“We need to be lucky and good everyday,” said Thom Shanker, a reporter for the New York Times. Even though the United States hasn’t had a terrorist attack in 10 years, doesn’t mean we’ll be safe forever.
Mr. Shanker and co-author Eric Schmitt, also from the New York Times’ Washington bureau, discussed their book, Counterstrike: The Untold Story of America’s Secret Campaign Against Al Qaeda, at the New York Society for Ethical Culture in Midtown Manhattan on Monday September 12, 2011 – one day removed from the 10th anniversary memorial ceremony of the Sept. 11 attack.
The book traces the development of United States policy in the fight against terrorism, taking the reader from the first confused moments of that Tuesday morning, to the orchestrated strike against Osama bin Laden’s fortified compound in Abbottabad, Pakistan which took the Al Qaeda leader’s life.
While the book contains insider notes on the workings and workers of the American intelligence and security community, it also paints a stark picture of U.S. preparedness on September 11.
“There were people in the Pentagon who were asking ‘al Who’?” said Mr. Shanker, who was shocked that state officials were unaware of Al Qaeda in the aftermath of the 9-11 attack. This fact is made worse given that Al Qaeda claimed responsibility for the 1993 bombing of the World Trade Center.
Mr. Schmitt and Mr. Shanker also discussed the propensity for President George Bush’s “capture of kill” anti-terrorism strategy to feed Al Qaeda recruiting networks, citing concerns expressed by then-Defense Secretary Donald Rumsfeld that the US approach was increasing, not reducing, the ranks in terrorist organizations.
In response, the authors argued that a new deterrence strategy took form in 2003-2004 which focused on attacking what terrorists hold dear – issues of reputation, financial restitution and the security of terrorist networks.
To deter terrorists Shanker and Schmitt said that the new strategy demanded spreading responsibility across the government more broadly, while simultaneously stressing inter-operabililty between intelligence (and I.T.) frameworks, transparency amongst government branches and cooperation between sectors of the national security apparatus – most noticeably the CIA and the FBI.
The night’s more animated conversation and debate surrounded warrantless wire-tapping which prompted questions on liberty and security. However, this line of questioning led the Timesmen to recite persuasive evasions, instead of measured answers.
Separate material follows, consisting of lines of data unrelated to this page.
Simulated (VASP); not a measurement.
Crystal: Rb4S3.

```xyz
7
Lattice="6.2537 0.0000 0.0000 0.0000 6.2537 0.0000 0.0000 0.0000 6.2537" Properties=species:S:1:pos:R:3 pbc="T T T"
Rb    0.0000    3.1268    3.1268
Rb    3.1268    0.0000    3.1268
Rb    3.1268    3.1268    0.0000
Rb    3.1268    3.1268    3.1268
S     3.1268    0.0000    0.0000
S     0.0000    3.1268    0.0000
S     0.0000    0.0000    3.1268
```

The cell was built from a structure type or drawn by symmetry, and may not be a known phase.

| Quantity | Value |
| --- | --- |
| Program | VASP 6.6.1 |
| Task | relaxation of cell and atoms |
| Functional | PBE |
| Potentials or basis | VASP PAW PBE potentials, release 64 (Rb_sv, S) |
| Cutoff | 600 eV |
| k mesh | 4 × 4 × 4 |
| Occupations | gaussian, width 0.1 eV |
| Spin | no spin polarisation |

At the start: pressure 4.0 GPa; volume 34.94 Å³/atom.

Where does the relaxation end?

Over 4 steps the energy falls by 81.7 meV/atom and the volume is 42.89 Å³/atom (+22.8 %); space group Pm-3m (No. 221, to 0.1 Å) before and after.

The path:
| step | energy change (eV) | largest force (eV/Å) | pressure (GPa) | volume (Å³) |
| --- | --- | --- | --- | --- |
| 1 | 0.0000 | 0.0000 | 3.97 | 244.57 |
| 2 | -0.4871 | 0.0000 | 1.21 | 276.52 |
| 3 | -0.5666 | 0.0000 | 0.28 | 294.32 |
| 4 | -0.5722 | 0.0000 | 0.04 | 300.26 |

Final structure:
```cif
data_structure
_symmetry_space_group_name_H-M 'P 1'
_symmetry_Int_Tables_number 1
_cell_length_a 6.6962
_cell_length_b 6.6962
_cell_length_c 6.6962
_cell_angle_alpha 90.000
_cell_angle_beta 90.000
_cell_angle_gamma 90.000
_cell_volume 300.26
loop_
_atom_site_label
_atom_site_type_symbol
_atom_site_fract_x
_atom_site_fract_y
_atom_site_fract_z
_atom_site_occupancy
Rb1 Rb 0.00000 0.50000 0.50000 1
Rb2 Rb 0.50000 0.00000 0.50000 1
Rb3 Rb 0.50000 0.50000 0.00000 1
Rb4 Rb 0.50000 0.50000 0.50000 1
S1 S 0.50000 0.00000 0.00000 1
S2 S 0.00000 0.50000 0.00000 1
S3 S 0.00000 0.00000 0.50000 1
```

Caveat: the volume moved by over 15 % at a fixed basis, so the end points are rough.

However, Mr. Schmitt and Mr. Shanker did highlight technology as both a progenitor and salve of modern terrorism.
“The Internet is the ultimate safe haven for terrorism,” said Mr. Schmitt, as websites or forums provide the space for extremists to indoctrinate others, while the Internet’s online gaming communities, replete with its anonymous and atomized user experience, are penetrated by terrorists transmitting coded information without detection.
The Internet also provides an opportunity for law enforcement to lay in wait for extremists to expose themselves, leading to identification and potential capture.
In writing this book, Mr. Shanker and Mr. Schmitt said they intended bring the challenges of anti-terrorism policy and practice into relief. It isn’t easy to quell the fires of extremism, but Mr. Schmitt admits that it is possible over time.
One method is attacking the narrative used by terrorist organizations.
As terrorism derives its strength from others sympathetic to their cause, this support is a function of controlling the narrative, (i.e. the way actors’ roles are understood in the world),
“The United States struggles with the ‘say-do’ gap,” said Mr. Shanker. By this, Mr. Shanker means that regardless of national security concerns which necessitate the presence of American troops abroad, their deployment – almost exclusively – in regions like Afghanistan, Somalia, Iraq, and Libya makes them vulnerable to Al Qaeda’s argument: the West has waged war against Islam.
“The American narrative is hard to defend,” said Mr. Shanker.
Finally, as the discussion opened up to audience questions, Mr. Shanker’s expertise on the Washingston/Pentagon beat was put to use in the discussion of new Defense Secretary, Leon Panetta.
Mr. Shanker reminded the audience that former Defense Secretary Robert Gates was selected to deal with Iraq, and stayed on to handle Afghanistan. Mr. Panetta, however, will have to wage war with the budget, said Mr. Shanker.
As economic trends have the potential to erode U.S. capacity fight terrorism, the question becomes, “how much security do you want to pay for?” said Mr. Shanker
In the night’s final response, the Times’ reporters took delicate jabs at the state of U.S. politics.
“Washington can’t take two big ideas at the same time,” said Mr. Schmitt.
Unfortunately, and as Counterstrike demonstrates, the ‘big ideas’ do not have simple solutions. Particularly when national security is the subject of debate.